Fulltext Search Functions

Fulltext search capabilities with n-gram indexing and BM25 relevance scoring.

Fulltext Search Operations

SDBQL provides powerful fulltext search capabilities using n-gram indexing for fuzzy matching and BM25 for relevance scoring.

FULLTEXT N-Gram Fulltext Search

Fuzzy search using n-gram indexing. Returns matching documents with similarity scores.

FULLTEXT(collection, field, query, distance?)

Parameters

collection - Name of the collection to search
field - Field name to search within
query - Search query string
distance - Optional max edit distance (default: 2)

Example

LET matches = FULLTEXT("articles", "title", "rust", 2)
FOR m IN matches
  RETURN m.doc

N-Gram Indexing

FULLTEXT uses n-gram (trigram) indexing to enable fuzzy matching. This allows finding documents even when there are typos or slight variations in the search query.

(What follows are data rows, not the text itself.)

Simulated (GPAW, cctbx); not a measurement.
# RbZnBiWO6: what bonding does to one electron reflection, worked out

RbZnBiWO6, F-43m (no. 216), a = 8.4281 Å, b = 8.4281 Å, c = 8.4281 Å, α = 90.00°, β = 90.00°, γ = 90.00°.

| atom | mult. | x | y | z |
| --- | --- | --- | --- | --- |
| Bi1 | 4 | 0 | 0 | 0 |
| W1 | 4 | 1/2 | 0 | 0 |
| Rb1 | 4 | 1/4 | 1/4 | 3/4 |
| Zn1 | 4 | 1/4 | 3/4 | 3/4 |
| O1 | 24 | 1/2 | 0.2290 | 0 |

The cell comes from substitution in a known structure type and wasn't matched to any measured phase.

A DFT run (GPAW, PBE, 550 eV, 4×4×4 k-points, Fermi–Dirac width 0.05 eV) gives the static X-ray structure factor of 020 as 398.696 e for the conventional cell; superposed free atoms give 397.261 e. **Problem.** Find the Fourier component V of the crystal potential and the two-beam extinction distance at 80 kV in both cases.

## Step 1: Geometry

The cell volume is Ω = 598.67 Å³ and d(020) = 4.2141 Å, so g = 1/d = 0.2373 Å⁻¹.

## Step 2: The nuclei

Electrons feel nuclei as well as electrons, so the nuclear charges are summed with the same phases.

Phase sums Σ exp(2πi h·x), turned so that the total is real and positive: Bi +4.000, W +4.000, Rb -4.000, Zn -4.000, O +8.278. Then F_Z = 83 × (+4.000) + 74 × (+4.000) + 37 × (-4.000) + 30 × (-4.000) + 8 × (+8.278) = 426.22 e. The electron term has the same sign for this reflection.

BM25 BM25 Relevance Scoring

BM25 relevance scoring for ranking search results. Returns a numeric score that can be used in SORT clauses.

BM25(field, query)

BM25 Algorithm

BM25 (Best Matching 25) is a probabilistic ranking function that provides sophisticated relevance scoring. It considers:

Term frequency (TF) - How often the term appears in the document
Inverse document frequency (IDF) - How rare the term is across all documents
Document length - Normalizes for shorter vs longer documents

Basic Scoring

FOR doc IN articles
  RETURN {
    title: doc.title,
    score: BM25(doc.content, "machine learning")
  }

Sort by Relevance

FOR doc IN articles
  SORT BM25(doc.content, "rust database") DESC
  LIMIT 10
  RETURN doc

Combined with Filters

FOR doc IN articles
  FILTER doc.published == true
  LET score = BM25(doc.content, "query optimization")
  FILTER score > 0.1
  SORT score DESC
  LIMIT 5
  RETURN {title: doc.title, score}

HYBRID_SEARCH Vector + Fulltext Hybrid Search

Combines vector similarity search with fulltext search for improved RAG results. Returns documents ranked by combined score.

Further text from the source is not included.